Question

\[\int\frac{\cos x}{\left( 1 - \sin x \right)^3 \left( 2 + \sin x \right)} dx\]

Answer 1

We have,
\[ I = \int\frac{\cos x}{\left( 1 - \sin x \right)^3 \left( 2 + \sin x \right)} dx\]
\[\text{Let, }\sin x = t\]
\[ \Rightarrow \cos x dx = dt\]
\[\text{Now, integration becomes}, \]
\[I = \int\frac{dt}{\left( 1 - t \right)^3 \left( 2 + t \right)} \]
\[ = - \int\frac{dt}{\left( t - 1 \right)^3 \left( t + 2 \right)} \]
\[\text{Let, }\frac{1}{\left( t - 1 \right)^3 \left( t + 2 \right)} = \frac{A}{\left( t - 1 \right)} + \frac{B}{\left( t - 1 \right)^2} + \frac{C}{\left( t - 1 \right)^3} + \frac{D}{\left( t + 2 \right)} ................(1)\]
\[ \Rightarrow 1 = A \left( t - 1 \right)^2 \left( t + 2 \right) + B\left( t - 1 \right)\left( t + 2 \right) + C\left( t + 2 \right) + D \left( t - 1 \right)^3 ....................(2)\]

\[\text{Putting t = 1 in (2), we get}\]
\[1 = 3C\]
\[ \Rightarrow C = \frac{1}{3}\]
\[\text{Putting t = - 2 in (2), we get}\]
\[1 = D \left( - 2 - 1 \right)^3 \]
\[ \Rightarrow 1 = - 27D\]
\[ \Rightarrow D = \frac{- 1}{27}\]
\[\text{Putting t = 0 in (2), we get}\]
\[1 = 2A - 2B + 2C - D\]
\[ \Rightarrow 1 = 2A - 2B + \frac{2}{3} + \frac{1}{27}\]
\[ \Rightarrow 2A - 2B = \frac{8}{27}\]
\[ \Rightarrow A - B = \frac{4}{27}\]
\[\text{Putting t = 2 in (2), we get}\]
\[1 = 4A + 4B + 4C + D\]
\[ \Rightarrow 1 = 4A + 4B + \frac{4}{3} - \frac{1}{27}\]
\[ \Rightarrow A + B = - \frac{2}{27}\]
\[Now, A - B = \frac{4}{27}\text{ and }A + B = - \frac{2}{27} \Rightarrow A = \frac{1}{27}\text{ and }B = \frac{- 1}{9}\]
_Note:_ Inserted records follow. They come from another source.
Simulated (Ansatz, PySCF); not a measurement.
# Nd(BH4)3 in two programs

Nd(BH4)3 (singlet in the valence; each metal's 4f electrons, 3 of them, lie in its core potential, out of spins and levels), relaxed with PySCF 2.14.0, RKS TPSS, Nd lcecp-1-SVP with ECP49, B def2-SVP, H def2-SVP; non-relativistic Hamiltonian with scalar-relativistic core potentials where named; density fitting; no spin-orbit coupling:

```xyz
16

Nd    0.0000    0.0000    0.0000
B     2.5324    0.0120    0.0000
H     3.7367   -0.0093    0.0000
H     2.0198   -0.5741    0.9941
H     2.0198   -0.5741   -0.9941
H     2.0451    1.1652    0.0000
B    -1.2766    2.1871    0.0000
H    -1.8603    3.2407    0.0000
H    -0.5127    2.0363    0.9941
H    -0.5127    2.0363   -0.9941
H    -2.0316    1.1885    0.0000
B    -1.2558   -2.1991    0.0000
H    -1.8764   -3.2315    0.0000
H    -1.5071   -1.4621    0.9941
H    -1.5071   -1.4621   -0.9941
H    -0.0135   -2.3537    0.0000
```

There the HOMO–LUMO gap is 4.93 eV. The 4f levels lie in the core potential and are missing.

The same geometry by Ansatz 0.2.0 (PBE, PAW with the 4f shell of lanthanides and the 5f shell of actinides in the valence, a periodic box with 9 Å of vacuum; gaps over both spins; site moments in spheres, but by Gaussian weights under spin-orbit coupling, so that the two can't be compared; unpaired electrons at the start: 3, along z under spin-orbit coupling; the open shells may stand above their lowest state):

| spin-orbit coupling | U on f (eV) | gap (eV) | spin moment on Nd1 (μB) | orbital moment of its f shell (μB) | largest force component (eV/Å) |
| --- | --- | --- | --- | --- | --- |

\[\text{Substituting the values of A, B, C and D in (1), we get}\]
\[\frac{1}{\left( t - 1 \right)^3 \left( t + 2 \right)} = \frac{1}{27\left( t - 1 \right)} - \frac{1}{9 \left( t - 1 \right)^2} + \frac{1}{3 \left( t - 1 \right)^3} + \frac{- 1}{27\left( t + 2 \right)}\]
\[\text{Now, integration becomes}\]
\[ I = - \int\left[ \frac{1}{27\left( t - 1 \right)} - \frac{1}{9 \left( t - 1 \right)^2} + \frac{1}{3 \left( t - 1 \right)^3} + \frac{- 1}{27\left( t + 2 \right)} \right]dt\]
\[ = - \left[ \frac{1}{27}\log \left| t - 1 \right| + \frac{1}{9\left( t - 1 \right)} - \frac{1}{6 \left( t - 1 \right)^2} - \frac{1}{27}\log \left| t + 2 \right| \right] + C\]
\[ = - \frac{1}{27}\log \left| \sin x - 1 \right| - \frac{1}{9\left( \sin x - 1 \right)} + \frac{1}{6 \left( \sin x - 1 \right)^2} + \frac{1}{27}\log \left| \sin x + 2 \right| + C\]
\[ = - \frac{1}{27}\log \left| 1 - \sin x \right| + \frac{1}{9\left( 1 - \sin x \right)} + \frac{1}{6 \left( 1 - \sin x \right)^2} + \frac{1}{27}\log \left| 2 + \sin x \right| + C\]